The present invention relates to video encoding and decoding. More in particular, the present invention relates to a device and a method for encoding video data constituting at least two layers, such as a base layer providing basic video quality and an enhancement layer providing additional video quality.
It is well known to encode video data, such as video streams or video frames. The video data may represent moving images or still images, or both. Video data are typically encoded before transmission or storage to reduce the amount of data. Several standards define video encoding and compression, some of the most influential being MPEG-2 and MPEG-4 (see http://www.chiariglione.org/mpeg/).
The MPEG standards define scalable video, that is video encoded in at least two layers, a first or base layer providing low-quality (e.g. low resolution) video and a second or enhancement layer allowing higher quality (e.g. higher resolution) video when combined with the base layer. More than one enhancement layer may be used.
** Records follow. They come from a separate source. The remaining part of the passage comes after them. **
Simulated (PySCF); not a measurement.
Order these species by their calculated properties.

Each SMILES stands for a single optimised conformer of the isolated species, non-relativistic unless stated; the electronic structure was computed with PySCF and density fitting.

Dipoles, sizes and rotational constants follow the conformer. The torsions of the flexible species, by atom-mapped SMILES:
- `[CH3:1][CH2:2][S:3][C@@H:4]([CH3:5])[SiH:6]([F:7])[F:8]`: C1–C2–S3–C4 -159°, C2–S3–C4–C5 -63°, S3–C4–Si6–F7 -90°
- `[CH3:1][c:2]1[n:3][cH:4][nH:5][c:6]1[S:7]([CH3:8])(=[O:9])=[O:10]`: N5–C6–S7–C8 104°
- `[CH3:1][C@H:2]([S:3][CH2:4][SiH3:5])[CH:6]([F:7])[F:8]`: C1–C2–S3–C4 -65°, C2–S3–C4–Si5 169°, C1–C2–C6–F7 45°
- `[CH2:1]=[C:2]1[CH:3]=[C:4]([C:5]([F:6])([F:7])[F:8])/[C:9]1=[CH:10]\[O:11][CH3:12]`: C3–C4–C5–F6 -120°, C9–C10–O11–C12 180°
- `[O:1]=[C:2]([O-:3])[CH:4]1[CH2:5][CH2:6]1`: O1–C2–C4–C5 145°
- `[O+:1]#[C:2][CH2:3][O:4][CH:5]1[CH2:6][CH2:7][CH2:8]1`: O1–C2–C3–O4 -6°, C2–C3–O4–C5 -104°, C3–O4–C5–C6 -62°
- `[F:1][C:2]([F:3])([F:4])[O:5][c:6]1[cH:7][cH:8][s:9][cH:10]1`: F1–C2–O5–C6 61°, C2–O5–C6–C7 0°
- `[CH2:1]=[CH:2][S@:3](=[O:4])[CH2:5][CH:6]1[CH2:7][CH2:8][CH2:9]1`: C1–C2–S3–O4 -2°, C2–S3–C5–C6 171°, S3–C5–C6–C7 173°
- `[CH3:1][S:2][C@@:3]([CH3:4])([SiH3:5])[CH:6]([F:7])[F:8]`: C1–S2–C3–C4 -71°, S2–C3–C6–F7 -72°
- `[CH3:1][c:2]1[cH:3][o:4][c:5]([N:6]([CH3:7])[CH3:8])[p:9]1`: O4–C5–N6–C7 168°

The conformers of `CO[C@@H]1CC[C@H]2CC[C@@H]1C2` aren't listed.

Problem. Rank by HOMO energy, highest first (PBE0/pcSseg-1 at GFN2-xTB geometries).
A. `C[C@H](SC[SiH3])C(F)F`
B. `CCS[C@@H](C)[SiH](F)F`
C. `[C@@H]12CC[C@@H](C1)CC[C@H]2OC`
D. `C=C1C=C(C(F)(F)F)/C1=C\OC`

Several video channels may be transmitted from different sources and be processed at a given destination at the same time, each channel representing an individual image or video sequence. For example, a first video sequence sent from a home storage device, a second video sequence broadcast by a satellite operator, and a third video sequence transmitted via the Internet may all be received by a television set, one video sequence being displayed on the main screen and the two other video sequences being displayed on auxiliary screens, for example as Picture-in-Picture (PiP). As each channel typically comprises two or more layers, large numbers of video layers may be transmitted simultaneously.
The destination can activate as many decoders as there are video layers. Each decoder instance, that is each activation of a decoder for a given layer, can be realized with a separate processor at the destination (parallel decoder instances). Alternatively, each decoder instance may be realized at different points in time, using a common processor (sequential decoder instances).
The decoders receiving multiple layers need to be able to determine the relationship between base layers and enhancement layers: which enhancement layers belong to which base layer. At the data packet level a provision may be made using packet identifiers (PIDs) which identify each packet in a data stream as a part of the particular stream. However, when multiple video streams are received by a decoding device, the relationship between base layers and enhancement layers are undefined, and the decoding of the video streams at the desired quality level is impossible.
It is noted that the well-known MPEG-4 standard mentions elementary stream descriptors which include information, such as a unique numeric identifier (Elementary Stream ID), about the source of the stream data. The standard suggests using references to these elementary stream descriptors to indicate dependencies between streams, for example to indicate dependence of an enhancement stream on its base stream in scalable object representations. However, the use of these elementary stream descriptors for dependence indication is limited to objects, which may not be defined in typical video data, in particular when the data are in a format according to another standard. In addition, elementary stream descriptors can only be used in scalable decoders which are in accordance with the MPEG-4 standard. In practice, these relatively complex scalable decoders are often replaced with multiple non-scalable decoders. This, however, precludes the use of elementary stream descriptors and their dependence indication.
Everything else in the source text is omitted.